Wednesday, November 09, 2005

My Career as a Chinese TV Star

“Ugh. Zhang Zhi En wants me to be at his restaurant at 9:00 tomorrow morning,” Ron said, closing up his cell phone.

“What does he want?” I asked.

“I dunno. Probably to tell someone what a great asset his restaurant is to the jiwuduan (locomotive shop) – I think his contract might be coming up for renewal. I told him I’d do it, but, ugh, the timing isn’t very good.”

Don’t take Ron’s sentiments the wrong way. Zhang Zhi En is his best friend in China and has already become my best friend here. “He’s like Corporal Klinger on M*A*S*H,” Ron told me. “If you need something done, he can either do it, or he has some skeleton buried in the closet that he can dig up on someone who can get it done. He’s helped me out more times than I can count.” He’s a short, pudgy, smiling man with a cute wife and pudgy baby boy who looks just like him. Several of Ron’s photographs are hanging on the walls of his restaurant, where he never accepts our money when we try to pay. He gives us rides around town in his tiny red car with Winnie the Pooh stickers beside the gas cap, and just this week let me ride to Chifeng with him so I could run some errands (or at least try to, more on that later) in the city. We’re both eager to do what we can for him in return, but a 9:00 appointment would seriously cut into our sleep the next day.

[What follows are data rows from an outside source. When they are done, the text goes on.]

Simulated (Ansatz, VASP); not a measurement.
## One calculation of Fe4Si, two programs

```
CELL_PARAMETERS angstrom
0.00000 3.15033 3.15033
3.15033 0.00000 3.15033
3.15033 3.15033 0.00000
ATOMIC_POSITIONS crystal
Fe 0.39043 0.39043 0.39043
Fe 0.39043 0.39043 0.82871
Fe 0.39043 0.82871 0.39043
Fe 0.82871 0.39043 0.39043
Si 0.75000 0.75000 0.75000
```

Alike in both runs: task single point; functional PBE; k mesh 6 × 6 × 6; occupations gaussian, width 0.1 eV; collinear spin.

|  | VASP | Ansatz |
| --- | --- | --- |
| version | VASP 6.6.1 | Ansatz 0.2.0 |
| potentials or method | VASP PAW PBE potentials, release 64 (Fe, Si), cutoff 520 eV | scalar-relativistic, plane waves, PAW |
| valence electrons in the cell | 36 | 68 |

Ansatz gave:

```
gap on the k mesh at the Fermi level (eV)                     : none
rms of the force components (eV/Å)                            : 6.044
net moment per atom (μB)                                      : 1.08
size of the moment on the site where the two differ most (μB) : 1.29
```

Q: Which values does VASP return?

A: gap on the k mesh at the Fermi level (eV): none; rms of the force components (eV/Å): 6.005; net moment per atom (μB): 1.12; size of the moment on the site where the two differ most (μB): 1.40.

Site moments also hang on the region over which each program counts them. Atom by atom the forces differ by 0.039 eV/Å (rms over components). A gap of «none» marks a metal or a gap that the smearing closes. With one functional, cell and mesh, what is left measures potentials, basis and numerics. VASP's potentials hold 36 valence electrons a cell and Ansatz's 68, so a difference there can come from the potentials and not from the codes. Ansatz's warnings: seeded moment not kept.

The next morning, following an all-night photo session, we showed up Zhang Zhi En’s restaurant shortly after 9:00. He joined us at our table and his wife brought out steaming bowls of noodles, a plate of beef and several of her hard, flaky pastries that are so tasty. At 9:30, three men and a woman arrived carrying one large and one gigantic video cameras, the latter with an equally gigantic tripod. They were an Inner Mongolia film crew shooting a documentary on the Ji-Tong Tielu, and they wanted to interview us and film us camping out along the line and taking a night photo of a train. My, but was the shoe ever on the other foot.

Not only that, but they wanted to leave at 2:00 that afternoon. By that point in the discussion, it was already 10:30, and the only sleep Ron and I had had in the past 24 hours was the four-hour nap we got from 9:30-1:30 that night. He managed to push them back to 3:00, but no more. They also wanted us to return to the Chagganhada bridge where we had already taken several photos, instead of accompanying us to a new spot where we hadn’t photographed yet, effectively killing a night of shooting. More discussion ensued, but eventually we acquiesced.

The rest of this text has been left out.